In America, around 1900, Edith Wharton wrote in her autobiography, “[O]nly two kinds of dancing were familiar…: waltzing in the ballroom and pirouetting on the stage”. Wharton missed her earliest opportunity to see Duncan, in 1899, when a Boston philanthropist and Newport hostess featured the young dancer at a garden party:
“Isadora Duncan?” People repeated the unknown name, wondering why it had been used to bait Miss Mason's invitation.… I hated pirouetting, and did not go to Miss Mason's. Those who did smiled, and said they supposed their hostess had asked the young woman to dance out of charity—as I daresay she did. Nobody had ever seen anything like it; you couldn't call it dancing, they said. No other Newport hostess engaged Miss Duncan, and her name vanished from everybody's mind.

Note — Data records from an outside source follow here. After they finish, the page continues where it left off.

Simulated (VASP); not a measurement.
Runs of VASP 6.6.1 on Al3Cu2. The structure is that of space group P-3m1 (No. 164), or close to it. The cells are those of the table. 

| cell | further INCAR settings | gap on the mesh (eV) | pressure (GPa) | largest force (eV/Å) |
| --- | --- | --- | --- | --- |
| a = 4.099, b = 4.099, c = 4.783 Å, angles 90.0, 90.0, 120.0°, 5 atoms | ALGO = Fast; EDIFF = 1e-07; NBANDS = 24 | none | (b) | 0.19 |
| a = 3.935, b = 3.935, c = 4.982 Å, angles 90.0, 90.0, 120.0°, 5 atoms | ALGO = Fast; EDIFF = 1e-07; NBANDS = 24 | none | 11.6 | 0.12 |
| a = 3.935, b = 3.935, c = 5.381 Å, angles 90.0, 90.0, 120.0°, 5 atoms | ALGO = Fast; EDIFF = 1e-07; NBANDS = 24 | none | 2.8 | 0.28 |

No doubt, the young Duncan's earliest performances must have looked peculiar. She neither waltzed nor pirouetted. She did not kick up her legs; she manipulated no skirts; she rarely portrayed any specific character. Legend even has it (though not quite accurately) that she was maverick enough at a very tender age to disavow her toe dancing lessons. In her more semantically polemical moments, Duncan rejected the label “dancer” altogether, in order to disassociate herself from the questionable antics of her colleagues. Instead, she set herself apart as an “artiste.” That is what she listed as her occupation on the birth certificate for her second child, Patrick Augustus Duncan, in 1910.